The Christian Science Monitor ran an interesting story earlier this week in which a number of criminologists were consulted about whether recent shootings, murders, and other violent crimes could be linked to the economic downturn in the United States. The paper cites a number of cases that have made the headlines in recent weeks: “Four Oakland, Calif., police officers shot down. An Alabama man strolling a small town with a rifle, looking for victims. Seven elderly people shot dead at a North Carolina nursing home. And on Sunday, six people, including four kids, died in an apparent murder-suicide in an upscale neighborhood in Santa Clara, Calif.”

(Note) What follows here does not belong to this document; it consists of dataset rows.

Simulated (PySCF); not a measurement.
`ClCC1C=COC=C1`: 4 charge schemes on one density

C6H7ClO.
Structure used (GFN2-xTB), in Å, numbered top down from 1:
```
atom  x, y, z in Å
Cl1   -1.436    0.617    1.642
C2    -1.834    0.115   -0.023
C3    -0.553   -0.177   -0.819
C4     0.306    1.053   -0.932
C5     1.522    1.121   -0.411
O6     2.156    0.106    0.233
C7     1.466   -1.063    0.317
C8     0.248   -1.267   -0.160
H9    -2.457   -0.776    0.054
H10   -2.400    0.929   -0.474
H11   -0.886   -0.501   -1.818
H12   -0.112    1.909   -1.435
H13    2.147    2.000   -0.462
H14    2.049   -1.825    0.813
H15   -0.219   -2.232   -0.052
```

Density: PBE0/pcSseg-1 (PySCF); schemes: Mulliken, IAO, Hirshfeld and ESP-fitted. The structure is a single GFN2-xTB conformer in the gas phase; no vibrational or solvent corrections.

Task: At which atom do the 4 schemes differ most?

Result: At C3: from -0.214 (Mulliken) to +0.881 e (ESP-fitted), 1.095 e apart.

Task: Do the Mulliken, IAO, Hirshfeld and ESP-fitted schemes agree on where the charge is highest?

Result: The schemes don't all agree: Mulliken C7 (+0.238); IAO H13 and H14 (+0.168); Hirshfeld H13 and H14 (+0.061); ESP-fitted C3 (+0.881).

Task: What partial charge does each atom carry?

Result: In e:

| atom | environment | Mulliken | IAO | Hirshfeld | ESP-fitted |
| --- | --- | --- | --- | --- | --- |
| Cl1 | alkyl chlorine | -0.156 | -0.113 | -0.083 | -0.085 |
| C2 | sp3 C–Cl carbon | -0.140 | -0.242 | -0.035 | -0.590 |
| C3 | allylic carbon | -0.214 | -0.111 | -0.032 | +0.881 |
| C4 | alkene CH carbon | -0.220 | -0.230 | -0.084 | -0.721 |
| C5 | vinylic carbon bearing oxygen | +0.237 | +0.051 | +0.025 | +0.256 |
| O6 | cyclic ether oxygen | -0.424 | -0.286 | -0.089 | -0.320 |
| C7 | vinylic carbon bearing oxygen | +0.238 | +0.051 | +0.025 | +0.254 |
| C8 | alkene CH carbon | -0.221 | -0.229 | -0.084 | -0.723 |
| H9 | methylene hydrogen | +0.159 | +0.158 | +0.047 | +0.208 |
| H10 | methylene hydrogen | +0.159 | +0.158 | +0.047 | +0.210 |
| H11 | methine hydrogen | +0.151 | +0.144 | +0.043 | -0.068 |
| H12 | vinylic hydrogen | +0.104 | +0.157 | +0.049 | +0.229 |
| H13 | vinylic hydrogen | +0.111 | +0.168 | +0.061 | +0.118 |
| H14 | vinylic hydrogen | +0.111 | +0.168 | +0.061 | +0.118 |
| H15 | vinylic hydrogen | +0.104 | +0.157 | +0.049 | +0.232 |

The details in all these cases are still emerging. In most, the exact motive has yet to be determined – or may never be fully understood. On a broader level, however, such incidents may be happening more often because an increasing number of Americans feel desperate pressure from job losses and other economic hardship, criminologists say.
“Most of these mass killings are precipitated by some catastrophic loss, and when the economy goes south, there are simply more of these losses,” says Jack Levin, a noted criminologist at Northeastern University in Boston.
Direct correlation between economic cycles and homicides is difficult to prove, cautions Shawn Bushway, a criminologist at the University at Albany in New York. But an economic downturn of this breadth and depth hasn’t been seen since data began to be collected after World War II, he also points out. “This is not the average situation,” Mr. Bushway says.
Still, criminologists do say that certain kinds of violent crimes have risen during specific economic downturns. The recession in the early 1990s “saw a dramatic increase in workplace violence committed by vengeful ex-workers who decided to come back and get even with their boss and their co-workers through the barrel of an AK-47,” Mr. Levin says.